Question: "What is the significance of Corinth in the Bible?"Recommended Resource:
Corinth was significant in the ancient Roman world because of its geography, its wealth, and its regional influence. In the Bible, Corinth is significant because of its connection with the apostle Paul’s missionary work.
Corinth was the capital of the Roman province of Achaia and was situated on the Isthmus of Corinth, and about 40 miles west of Athens in Greece. It was a large city that controlled two harbors: Cenchreae on the eastern side of the isthmus, and Lechaeumon on the western side. Providing a natural refuge for the city was the Acrocorinthus, a large monolithic rock rising about 1,800 feet above the surrounding plain. Corinth had a large population of both Jewish and Gentile residents.
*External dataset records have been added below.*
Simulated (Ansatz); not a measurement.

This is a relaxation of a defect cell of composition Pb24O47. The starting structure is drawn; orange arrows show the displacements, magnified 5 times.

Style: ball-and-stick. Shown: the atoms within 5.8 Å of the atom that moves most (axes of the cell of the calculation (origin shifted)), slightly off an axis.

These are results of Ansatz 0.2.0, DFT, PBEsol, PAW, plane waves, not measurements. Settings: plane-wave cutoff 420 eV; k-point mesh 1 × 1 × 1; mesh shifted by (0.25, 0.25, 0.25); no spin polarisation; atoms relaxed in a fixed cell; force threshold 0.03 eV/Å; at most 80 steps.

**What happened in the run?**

Paul spent about eighteen months in Corinth during his second missionary journey (Acts 18). Both Jews and Gentiles believed Paul’s message about Jesus, and these new believers became the Corinthian church. The New Testament epistles of 1 and 2 Corinthians are letters Paul later wrote to these believers. Notably, Corinth is also the place where Paul met Aquila and Priscilla, fellow tentmakers who became ministry coworkers (Acts 18:2, 18–19, 24–28).
Paul first traveled to Corinth after spending time preaching in Athens (see Acts 17:16—18:1). Upon arriving in Corinth, Paul met Aquila and Priscilla, who were tentmakers like the apostle, so Paul lived and worked with them (Acts 18:2–3). As was his custom, Paul reasoned in the Jewish synagogue every Sabbath, sharing the truth about Jesus, for as long as the Jews and God-following Gentiles there would endure it (Acts 18:4–5). When opposition and abuse arose, Paul took the message of the gospel more directly to the Gentiles (Acts 18:6). Utilizing the house of Titius Justus, a Gentile who worshiped God and lived next door to the synagogue, Paul continued to share the message of the gospel. Many Corinthians placed their faith in Christ, including the synagogue ruler and his family (Acts 18:7–8).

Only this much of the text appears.